Burlington, ON — Recent Concordia University graduate in visual arts Kerri Breckett is pursuing her creative passion by writing daily art grant proposals to sustain a small, not-for-profit gallery and boutique.
The 24-year-old has always dreamed of becoming a full-time grant application writer ever since she was a child. While parents actively discourage their children from pursuing grant writing, Breckett’s parents promptly hired a grant writing tutor for her at the tender age of six.
“Grant writing is something I excelled at in art school,” said Breckett. “Like any other university program, there were some required courses that I didn’t like such as photography or drawing, but I was the top student in the Art Donation, Awards and Fellowship Studio class.”
Like many art students, Breckett immediately got a job after graduating making $90,000 a year at an art studio creating ceramics and drawing portraits, but that wasn’t her real passion. She had to make an important decision in her life despite the potential financial sacrifices.

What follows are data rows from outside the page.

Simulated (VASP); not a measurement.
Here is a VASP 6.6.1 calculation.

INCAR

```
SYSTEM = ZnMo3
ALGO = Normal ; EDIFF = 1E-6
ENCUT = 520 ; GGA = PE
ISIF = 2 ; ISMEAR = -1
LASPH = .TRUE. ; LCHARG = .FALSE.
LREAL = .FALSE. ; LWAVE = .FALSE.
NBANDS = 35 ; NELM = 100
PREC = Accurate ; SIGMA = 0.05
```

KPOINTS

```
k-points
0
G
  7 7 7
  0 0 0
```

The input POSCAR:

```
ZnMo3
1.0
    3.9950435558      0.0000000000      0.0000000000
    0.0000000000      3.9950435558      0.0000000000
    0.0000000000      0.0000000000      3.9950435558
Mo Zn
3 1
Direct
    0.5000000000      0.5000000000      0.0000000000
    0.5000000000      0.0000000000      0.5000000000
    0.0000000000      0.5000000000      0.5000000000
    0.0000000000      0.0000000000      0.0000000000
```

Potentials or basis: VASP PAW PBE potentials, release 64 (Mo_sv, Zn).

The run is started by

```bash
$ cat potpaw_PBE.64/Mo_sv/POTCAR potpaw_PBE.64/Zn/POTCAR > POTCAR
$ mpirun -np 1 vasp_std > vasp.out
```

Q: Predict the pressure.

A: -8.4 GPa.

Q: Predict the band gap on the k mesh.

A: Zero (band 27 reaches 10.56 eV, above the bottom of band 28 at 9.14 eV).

“Sometimes the work can be very frustrating. It’s really tough whenever my portraiture or ceramic-making gets in the way of reading guidelines and evaluating travel subsidy eligibility,” explained Breckett. “But I still recognize how blessed I am. I get to express myself, every day, through describing the administrative direction of our organization in no more than 750 words.”
Some of her finest pieces of work include a $500 grant from a local frame shop, 10 free buckets of paint from a Home Hardware, and being considered, but not selected, for a $2,500 Canada Council of the Arts assistance grant.
“That work is titled ‘False Hope #2’” Breckett added looking at a framed portrait of the rejection letter from the Arts Council that hangs on her cubicle wall.
The grant writer hopes to showcase all 628 rejection letters in an art exhibition later this year.